He became an Honorary Member of RSFS in 1954, our centenary, and he later addressed the conference to mark 150 years of the Society.

His earliest formal contact with Scotland was when he attended Gordonstoun School as a teenager leaving in early 1939 to complete a term at Dartmouth College as a naval cadet prior to joining the Royal Navy in September of that year.

During the Second World War, Prince Philip had a distinguished career serving as first officer on destroyers in the Mediterranean and Pacific and was present at the surrendering of the Japanese forces in Tokyo Bay in September 1945.

After the war he commanded the frigate HMS Magpie and married Princess Elizabeth in November 1947, but his naval career came to an end when his wife succeeded to the throne in 1952.

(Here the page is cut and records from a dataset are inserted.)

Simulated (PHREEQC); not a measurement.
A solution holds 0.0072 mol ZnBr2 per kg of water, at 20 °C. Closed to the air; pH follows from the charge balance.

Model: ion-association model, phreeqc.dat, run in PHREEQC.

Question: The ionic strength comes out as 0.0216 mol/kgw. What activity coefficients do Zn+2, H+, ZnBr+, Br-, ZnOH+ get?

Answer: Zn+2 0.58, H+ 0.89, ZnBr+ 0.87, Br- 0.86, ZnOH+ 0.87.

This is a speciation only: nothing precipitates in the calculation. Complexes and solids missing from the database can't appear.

However, his life and training at sea had taught him to value people for what they were, not what their titles proclaimed, and it was that “practical” approach that epitomised the Duke throughout his life.

The Duke took many of the decisions on land management policy at Balmoral and he vetoed any operation that he felt was not cost effective. This was all done in his no-nonsense style. It is said that at one meeting which was starting to drag on, HRH cut in with, “The answers to the next three items on the agenda are ‘Yes’, ‘Yes’ and ‘No!’

On another occasion the machine operators spotted the then Prime Minister (who will remain nameless) and his wife, who were staying at Balmoral, walking of an evening along the forest road through an active harvesting site. It was never proved but strongly suspected that it would have been the Duke who had told the Castle guests that the health and safety signage was not of any consequence and could be completely ignored.

Yet the other side of him was a dedicated man and patron to nearly 1,000 societies and he had special fondness towards conservation and to the wellbeing young people. The Duke of Edinburgh’s Award which he founded in 1956 has had over 6 million young people participating in the Awards during his lifetime.

He was President of World Wildlife Fund from 1961 – 1982 and as early as the 1960’s he warned with typical bluntness “If nature doesn’t survive, neither will man”.

He was a true hands on countryman and possibly was never happier than with his family at Balmoral enjoying the forests, rivers and moors.

We had the privilege of him speaking at our 150th anniversary where he gave an address and also planted a tree in front of an audience of foresters, when he was handed the spade he looked at us all and said "What's the matter with you lot? Have you never seen anyone planting a tree before?”

Despite all of the demands on his time his genuine interest in the work of RSFS shone through when he spoke to members whether at our stand at the Royal Highland Show or at Society events and he gave great support to the Society behind the scenes.   He will be sadly missed.